LONDON - Muslims around the world are celebrating Eid al-Adha, the feast of sacrifice, the second of two Islamic holidays celebrated worldwide marking the end of the annual pilgrimage or Hajj to the Saudi holy city of Mecca.

Across the world men, women and children prayed and sacrificed animals as part of the celebrations.

Eid al-Adha is the holiest of the two Muslims holidays celebrated each year.

Prayers were held in Myanmar, Azerbaijan and Iraq, while in India police frisked worshippers as they entered mosques amid growing criticism of the treatment of Muslims under Prime Minister Modi's right-wing Hindu nationalist regime.

Some Muslims slaughter a sacrificial animal and split the meat into three parts, one for the family, one for friends and relatives, and one for the poor.

The act is done to honour willingness of Ibrahim to sacrifice his son as an act of obedience to God's command, as told in the Quran. However, before he was able to sacrifice his son, God provided him with a sheep to kill instead.

This year's celebration comes amid escalating tensions in Kashmir, Indian's only Muslim majority region.

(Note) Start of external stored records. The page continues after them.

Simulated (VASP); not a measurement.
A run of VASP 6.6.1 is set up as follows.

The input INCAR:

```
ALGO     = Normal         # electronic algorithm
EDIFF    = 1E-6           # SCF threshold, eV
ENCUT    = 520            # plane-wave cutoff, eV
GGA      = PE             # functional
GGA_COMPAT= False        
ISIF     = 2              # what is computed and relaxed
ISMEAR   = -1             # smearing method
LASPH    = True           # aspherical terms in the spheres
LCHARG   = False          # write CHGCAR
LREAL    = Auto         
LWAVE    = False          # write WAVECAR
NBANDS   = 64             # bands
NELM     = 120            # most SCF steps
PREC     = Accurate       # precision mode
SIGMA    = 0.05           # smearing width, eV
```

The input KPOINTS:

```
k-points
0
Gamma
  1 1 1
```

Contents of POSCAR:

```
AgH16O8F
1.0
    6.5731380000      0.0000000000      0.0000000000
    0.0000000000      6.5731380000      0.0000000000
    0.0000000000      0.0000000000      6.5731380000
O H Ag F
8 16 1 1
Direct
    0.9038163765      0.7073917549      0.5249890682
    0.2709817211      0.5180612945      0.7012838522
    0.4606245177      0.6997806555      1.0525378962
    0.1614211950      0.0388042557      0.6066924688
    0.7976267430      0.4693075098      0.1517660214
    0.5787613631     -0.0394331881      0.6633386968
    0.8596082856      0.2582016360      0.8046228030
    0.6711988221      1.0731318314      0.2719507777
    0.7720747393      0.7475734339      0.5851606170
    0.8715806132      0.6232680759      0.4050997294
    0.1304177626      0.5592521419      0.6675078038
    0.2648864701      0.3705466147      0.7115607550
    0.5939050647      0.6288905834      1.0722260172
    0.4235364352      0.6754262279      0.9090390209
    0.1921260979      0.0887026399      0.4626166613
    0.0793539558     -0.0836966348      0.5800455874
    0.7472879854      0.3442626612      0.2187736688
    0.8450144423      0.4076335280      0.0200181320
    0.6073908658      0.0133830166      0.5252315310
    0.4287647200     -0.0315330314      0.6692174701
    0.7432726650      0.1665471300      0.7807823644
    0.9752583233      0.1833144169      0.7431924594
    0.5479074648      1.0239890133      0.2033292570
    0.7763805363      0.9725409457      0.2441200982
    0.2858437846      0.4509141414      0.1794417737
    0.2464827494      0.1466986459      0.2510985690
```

The Pakistani government has called for the festival to be observed in a 'simple manner' this year, to express solidarity with Kashmiris living on the Indian side of the divided region.

On August 5, India dropped a constitutional provision that had allowed its only Muslim-majority state, Jammu and Kashmir, to make its own laws, and also broke up the state into two federally administered territories.

The changes are the most sweeping in the nearly 30 years that India has been battling a revolt in its portion of Kashmir, parts of which are claimed by Pakistan and China.

Pakistan expelled India's ambassador and suspended trade in anger at New Delhi's latest move.

On Monday Pakistan's foreign minister Shah Mahmood Qureshi travelled to Muzaffarabad, capital of Pakistan-administered Kashmir, to offer Eid prayers at a mosque there.(FA)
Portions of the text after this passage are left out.